Creating and maintaining a culture of innovation
It is no surprise that companies led by good entrepreneurs are often able to reinvent themselves. That is why it is so important for the Chief Entrepreneur to be the guardian of the culture of innovation. Although a “dual organisation” is difficult to achieve, there are several key examples that prove its usefulness. Amazon is one of them.
If you have the opportunity, I highly encourage you to read Jeff Bezos’ annual letter to his shareholders. It is a fascinating example of how a deliberate organisational design and portfolio of business models can deliver great value and growth.
Bezos speaks very clearly and consciously about his company’s entrepreneurial culture and organisational design. Although Amazon employs more than 240,000 people worldwide, the company works hard to avoid the pitfalls of sluggishness, risk aversion and lack of experimentation that often plague large companies. In fact, when it comes to failure, Bezos told shareholders:
“One area where I think we stand out is failure. I think we are the best place in the world to fail (we get a lot of practice!), and failure and inventiveness are twins. To invent, you have to experiment, and if you know in advance that it will work, it’s not an experiment. Most large organisations support the idea of invention, but they don’t want to suffer through the series of failed experiments necessary to achieve that goal.”
Willingness to fail is one of the characteristics of a culture of innovation. Others include a focus on customer needs, patience for long-term thinking, and, most importantly, a willingness to invent and initiate. A culture of action is not a bad thing — it is essential for scaling and improving a known and proven business model, but it will not exhibit the characteristics of a culture of innovation. Action cultures experiment much less; they operate with absolute certainty rather than uncertainty; and they focus on efficiency and implementation.

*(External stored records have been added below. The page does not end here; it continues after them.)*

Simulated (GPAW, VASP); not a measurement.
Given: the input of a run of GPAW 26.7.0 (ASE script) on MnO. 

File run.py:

I often see large companies fall victim to radical changes in smaller or newer market players simply because they are too slow to seize opportunities; they are incredibly focused on their past success. The size of your company should not slow you down; it should be an advantage that leads to success. Large companies have the advantage of access to a larger budget, existing assets and resources that can drive the search for future opportunities. A start-up has to fight for an initial advantage, while a large company literally has the funds for innovative activities right under its nose.
So let me summarise. Real, transformative growth cannot take place in today’s corporations, whose old organisational structures focus primarily on operational excellence and gradual growth. In other words, on leveraging a known business model. The structure of 21st-century companies must be twofold. It requires a Chief Executive Officer who leverages and improves the established business model (or portfolio of business models), while the Chief Entrepreneur is anointed as the patron of innovative growth initiatives (or innovation portfolio) and the associated culture.